SQLTeam.com | Weblogs | Forums

Autonomy / iManage SQL Performance

sql2012

#1

I'm trying to improve the performance of batch processes (which basically "adjust" hierarchy records in a folder structure, RBAR). The batch process does lots (tens of thousands) of updates like this to adjust the hierarchy after each folder change. (I'm calling it "folder", as that's what the users see, but I guess Autonomy speak is Project given the table name)

DECLARE	@P1 datetime = '20150826 20:06:58'
	, @P2 int = 1
	, @P3 int = 3469

UPDATE	MHGROUP.PROJECTS 
SET	LEFT_VISIT = LEFT_VISIT - 2 
	, EDITWHEN = @P1  
WHERE	    TREE_ID = @P2 
	AND LEFT_VISIT > @P3

The PKey (which is non-clustered) on MHGROUP.PROJECTS is [PRJ_ID]

The clustered index key is TREE_ID, LEFT_VISIT, RIGHT_VISIT

There are a total of 13 indexes on the table ... so having these batch updates modify [LEFT_VISIT], and because that is a key in the clustered index, means that all the associated index records have to be updated. On each of the tends-of-thousands of single single-row updates like this one.

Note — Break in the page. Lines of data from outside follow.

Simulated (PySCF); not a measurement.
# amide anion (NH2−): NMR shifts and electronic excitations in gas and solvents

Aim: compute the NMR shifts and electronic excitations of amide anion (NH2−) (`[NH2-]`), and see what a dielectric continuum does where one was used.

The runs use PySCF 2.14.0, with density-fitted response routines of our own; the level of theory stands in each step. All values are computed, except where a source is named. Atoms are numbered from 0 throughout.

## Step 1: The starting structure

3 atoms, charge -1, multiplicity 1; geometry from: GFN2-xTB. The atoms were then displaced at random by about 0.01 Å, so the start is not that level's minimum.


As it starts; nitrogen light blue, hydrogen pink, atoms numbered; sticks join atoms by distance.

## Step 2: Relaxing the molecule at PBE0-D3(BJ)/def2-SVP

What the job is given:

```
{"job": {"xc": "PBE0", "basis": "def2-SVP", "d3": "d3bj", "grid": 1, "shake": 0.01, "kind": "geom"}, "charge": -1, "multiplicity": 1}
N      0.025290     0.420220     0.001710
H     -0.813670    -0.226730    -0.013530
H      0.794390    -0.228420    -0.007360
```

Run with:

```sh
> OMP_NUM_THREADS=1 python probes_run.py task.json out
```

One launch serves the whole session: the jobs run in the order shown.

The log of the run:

If I just change the Clustered Index and make it Non-Clustered, and make something else (.e.g the primary key) the Clustered index is there any consequence (to the APP)? or is it just the time to make the clustered index change and then see whether it improves anything?

Or am I barking up the wrong tree?


Order of Index creation
#2

I overlooked something ...

That update, above, updated 27,429 rows. Maybe, on the face of it, it IS helpful that the clustered index keys start with TREE_ID, LEFT_VISIT which covers the WHERE clause.

However, the fact that the Clustered Index key columns data value change requires up to 13 index changes makes me wonder what the trade-off would be if I changed this?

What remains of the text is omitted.